The Abu Dhabi HSBC Championship is serving up proper theatre again, and the Abu Dhabi HSBC Championship leaderboard now has two English flags on top.
Tommy Fleetwood and Aaron Rai are tied at 14-under at the halfway mark, two clear of the chase pack after a day that started briskly and ended with a roar.
Fleetwood opens with a three-birdie blitz
Fleetwood, a two-time winner here (2017, 2018), looked like a man late for his tee time—three straight birdies out of the gate and off he went. The Ryder Cup star carded a 66 with seven birdies, the lone blemish a tug on the 15th.
For a player christened “reigning FedExCup champion” in dispatches this week, it was the sort of tidy, relentless scoring that wins Rolex Series cheques and makes Sundays interesting.
Tommy Fleetwood: “Really good day. I got off to like the perfect start. Birdie, birdie, birdie. That was good, especially when you’ve had a good round the day before. They always say it’s hard to follow up a good round with another good one, or a low one with another one.
Starting good was really important. I just did a really good job – I hit a lot of good shots but a few times today where I drove it into the rough and we read the lies really well. I felt like we did a great job of controlling the ball out of the rough, and that was really pleasing. I feel like I putted solid again. 6-under was a very good score.
I feel, obviously, good about my game and I’m doing so many things well. But I’m also very aware of what the game can do to you as well. I’ll just stay very focused on each day. I’m having a lot of good rounds but I’m not stupid, and it’s bitten me enough times. I’ll enjoy these good ones but stay focused and continue to do the right things and keep it going as long as possible.
I’m two rounds in now this week, and hopefully I can put another good round in tomorrow and compete on Sunday and same goes for next week, as well. Yeah, preparing well, trying to play well, trying to compete all the way up till the very last day of the season, and then we can switch off and take a break after that.”
That’s Fleetwood in a nutshell: cheerful as a seaside pro, ruthless as a tax return.
Rai’s rare bird: an albatross at the second
If Fleetwood’s start was fast, Aaron Rai’s was ridiculous. The World No. 30 stitched together a spotless 64 that included five birdies and—look away, mortals—an albatross at the par-five second.

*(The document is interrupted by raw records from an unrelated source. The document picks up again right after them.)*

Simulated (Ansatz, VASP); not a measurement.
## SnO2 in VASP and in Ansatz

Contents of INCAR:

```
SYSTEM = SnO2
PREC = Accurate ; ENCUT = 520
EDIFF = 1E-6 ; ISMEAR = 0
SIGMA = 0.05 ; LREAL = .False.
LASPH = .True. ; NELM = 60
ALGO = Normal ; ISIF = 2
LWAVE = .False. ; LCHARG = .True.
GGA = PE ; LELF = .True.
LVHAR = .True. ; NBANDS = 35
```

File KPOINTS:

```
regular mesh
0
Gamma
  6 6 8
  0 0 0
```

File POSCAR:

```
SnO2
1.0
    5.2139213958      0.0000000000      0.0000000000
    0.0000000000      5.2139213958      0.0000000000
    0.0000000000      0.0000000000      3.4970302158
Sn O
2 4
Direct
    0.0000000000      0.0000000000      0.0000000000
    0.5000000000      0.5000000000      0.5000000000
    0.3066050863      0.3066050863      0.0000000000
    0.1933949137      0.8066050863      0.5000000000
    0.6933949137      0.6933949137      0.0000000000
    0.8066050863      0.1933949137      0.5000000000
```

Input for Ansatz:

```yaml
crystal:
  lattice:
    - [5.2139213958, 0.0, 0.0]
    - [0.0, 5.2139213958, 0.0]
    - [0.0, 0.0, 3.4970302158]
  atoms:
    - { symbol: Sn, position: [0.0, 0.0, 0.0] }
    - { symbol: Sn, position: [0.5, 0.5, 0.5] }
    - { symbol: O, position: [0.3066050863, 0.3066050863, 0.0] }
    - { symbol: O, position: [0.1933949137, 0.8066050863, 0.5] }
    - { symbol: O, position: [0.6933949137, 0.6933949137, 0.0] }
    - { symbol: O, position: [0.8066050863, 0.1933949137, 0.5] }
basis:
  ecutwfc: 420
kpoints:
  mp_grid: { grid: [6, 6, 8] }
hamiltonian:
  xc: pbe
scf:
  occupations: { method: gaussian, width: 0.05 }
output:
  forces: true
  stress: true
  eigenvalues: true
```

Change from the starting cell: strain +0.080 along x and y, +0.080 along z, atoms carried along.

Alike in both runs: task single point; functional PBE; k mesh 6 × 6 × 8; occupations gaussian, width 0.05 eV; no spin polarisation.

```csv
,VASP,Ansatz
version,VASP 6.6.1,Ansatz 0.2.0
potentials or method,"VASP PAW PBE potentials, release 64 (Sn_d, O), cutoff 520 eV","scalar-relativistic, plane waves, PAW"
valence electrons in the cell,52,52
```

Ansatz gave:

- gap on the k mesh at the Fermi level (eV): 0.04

From 218 yards with a six-iron, he found the front edge and watched it scamper home. That’s the “rarest of birds,” and yes, it looked every bit as outrageous as it sounds.
He kept the foot down with a 30-footer at six, more at seven and eleven, and then closed like a locksmith—26 feet at 17, sensible birdie on the par-five 18th. It was the kind of round that makes Yas Links look domesticated… briefly.
Aaron Rai: “It was really good. Struck it really well tee-to-green. Had a lot of chances. Just felt very stress-free overall. Yeah, it was just a very solid, productive day.
I think we had about 185 yards to the front (on the second hole). The wind was a little bit down off the left and that green was so fast, it slopes front-to-back, pitching a few yards on to the green, actually caught it a little bit clean off the face, the line was great.
Finished around the front edge and chased its way down there. You couldn’t see it from the back of the fairway, so it was a nice surprise.
Any time you hit close to 18 greens, you’ve had a good day out there, let alone 18. The course is in incredible condition. If you hit a lot of fairways, it certainly gives you control.
The green complexes are fantastic out here, as well, with being able to use the slopes, change your flights, change your shapes. It’s a pleasure being out here and nice to play well, as well.”
Two gloves, zero fuss, and one albatross—Rai just made a very firm statement about his weekend intentions at the Abu Dhabi HSBC Championship.
The chase: quality stacked two and three back
There’s nothing cosy about this lead. Andy Sullivan, Nicolai Højgaard and Richard Sterne are two adrift at 12-under, with 2019 champion Shane Lowry lurking another shot back.
If you’ve watched this event long enough, you know Yas Links saves a few cross-winds and awkward bounces for Saturday afternoon. Leaders sleep light here.
What to watch out for this weekend
- Start lines and spin control. If the breeze freshens, controlling trajectories into Yas Links’ firm sections will separate contenders from pretenders.
- Par-5 scoring. Rai’s albatross set the tone—these are the scoring holes, and the winner usually cashes in.
- Putting under pressure. Fleetwood’s pace putting has travelled. If that holds, he’s the man to beat.
The stage is set. Two Englishmen at -14, the cavalry on -12 and -11, and the weekend weather sharpening its teeth.
The Abu Dhabi HSBC Championship rarely tiptoes to a finish—expect a proper scrap.